FaNT and the calculation of the signal-to-noise-ratio (SNR)

FaNT supports speech detection and frequency weighting in the calculation of the signal-to-noise ratio. The motivation behind these features is explained below.

As noted below by Daniel Ellis and George Doddington, there is considerable ambiguity in the research literature about how SNR is calculated. To prevent such ambiguity, we recommend that researchers using FaNT mention their use of FaNT (and what FaNT options were used). FaNT was used to create the popular Aurora 2 (Hirsch and Pearce, 2000) and Aurora 4 data sets. Thus, many researchers are already familiar with SNR levels calculated using FaNT.

Speech detection in FaNT

FaNT performs speech detection using the ITU-T P.56 Speech Voltmeter from the ITU Software Tools Library (G.191 Annex A). Section 9 of (Neto, 1999) explains the design and operation of the Speech Voltmeter. FaNT should not be used to lower the SNR of speech that is already noisy, because the speech detection in the Speech Voltmeter is not designed for noisy speech. Also note that the correct audio sampling rate must be specified to FaNT for the Speech Voltmeter to operate reliably.

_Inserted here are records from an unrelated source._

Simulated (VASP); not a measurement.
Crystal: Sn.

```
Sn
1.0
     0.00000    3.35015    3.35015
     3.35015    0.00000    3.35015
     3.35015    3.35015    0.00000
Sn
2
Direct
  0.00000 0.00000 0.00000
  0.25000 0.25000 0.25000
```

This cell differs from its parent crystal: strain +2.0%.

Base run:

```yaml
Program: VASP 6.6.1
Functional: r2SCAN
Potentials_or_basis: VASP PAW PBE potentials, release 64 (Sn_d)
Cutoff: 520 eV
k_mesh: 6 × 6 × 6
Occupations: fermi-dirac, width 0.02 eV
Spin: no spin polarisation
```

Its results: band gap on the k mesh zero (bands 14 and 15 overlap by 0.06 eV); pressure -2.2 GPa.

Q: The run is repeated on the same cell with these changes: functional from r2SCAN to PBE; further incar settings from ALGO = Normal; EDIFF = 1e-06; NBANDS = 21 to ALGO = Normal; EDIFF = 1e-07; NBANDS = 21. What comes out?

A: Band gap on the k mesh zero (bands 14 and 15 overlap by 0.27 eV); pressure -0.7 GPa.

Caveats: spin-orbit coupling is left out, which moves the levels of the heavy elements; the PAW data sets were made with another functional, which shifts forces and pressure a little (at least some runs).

Frequency weighting in FaNT

FaNT supports frequency weighting during SNR calculation using G.712 frequency weighting or A-weighting. It is also possible to use no frequency weighting, but please read the discussion of frequency weighting below by George Doddington. (The ITU Software Tools Library manual suggests bandlimiting the Speech Voltmeter's input signal to 300-3400 Hz for telephony band signals and 100-7000 Hz for wideband signals. FaNT does not follow this suggestion. However, Simão Ferraz De Campos Neto, the author of the Speech Voltmeter, told us by email that he believes this suggestion is only meant to increase the comparability of different measurements, and is not based on an inherent limitation of the Speech Voltmeter algorithm.)

Why use speech detection in SNR calculation? (by Daniel P.W. Ellis)

SNR (Signal-to-noise ratio) is a standard measure of the amount of background noise present in a speech (or other) signal. It is defined as the ratio of signal intensity to noise intensity, expressed in decibels, e.g.

    SNR_dB = 20.log10(S_rms / N_rms)

where S_rms is the root-mean square of the speech signal (without any noise present) i.e. sqrt(1/N*sum(s[n]^2)), and N_rms is the root-mean square level of the noise without speech. This is equal to:

    SNR_dB = 10.log10(S_e / N_e)

where S_e is the total energy of the speech i.e. sum(s[n]^2) etc.

The difficulty of this measure comes from the highly nonuniform nature of the speech. Consider an utterance of 1 second duration; it has a certain energy E. We can construct a noise-corrupted version at a given SNR by finding some noise sample (say white noise, or a recording of ambience in a moving car) of the same duration, and scaling its level to obtain the desired SNR according to the above equations, then adding the two together.

If we then consider a second version of the speech example with 1 second of silence (zero-valued samples) added to make its total duration 2 seconds, its total energy is unchanged. However, to make a 2 second sample of the noise that has the same total energy as the 1 second example, we would need to reduce its amplitude by about 30% so that sum(n[n]^2) is the same when twice as many values of n are involved. This is a real problem: the actual level of noise added to achieve a given global SNR depends strongly on the amount of padding added to (or, in general, silence present in) the speech example. Much confusion has resulted from SNR levels quoted in papers that have fallen foul of this ambiguity.

Frequency weighting

FaNT can apply a G.712 or A-weighting filter to the speech and noise signals during SNR calcluation.

Why use frequency weighting in SNR calculation? (by George Doddington)

ASR [automatic speech recognition] degradation will be far greater for white noise than for low frequency noise at the same SNR value [if the SNR calculation does not use frequency weighting]. This is true for human as well as ASR performance.

A common method for minimizing this variability is to weight the signal and noise energy as a function of frequency. There is a standard "A weighting" to achieve this, which can be approximated reasonably by measuring the energy in the first-order difference signal. Of course, without this frequency weighting, it becomes possible to show really good noise robustness numbers -- just use a noise signal with a lot of very low frequency energy! But for the scientifically inclined, frequency weighting is de rigueur.

Bibliography

Hans-Günter Hirsch and David Pearce, "The AURORA Experimental Framework For The Performance Evaluation of Speech Recognition Systems Under Noisy Conditions". ASR2000 - Automatic Speech Recognition: Challenges for the new Millenium, September 18-20, 2000. Paris, France. Available online here or here.

Simão Ferraz De Campos Neto, "The ITU-T Software Tool Library". International Journal of Speech Technology, Vol. 2, Number 4, May 1999. Available online through SpringerLink.

ITU Software Tools Library (G.191 Annex A). Available online through the ITU.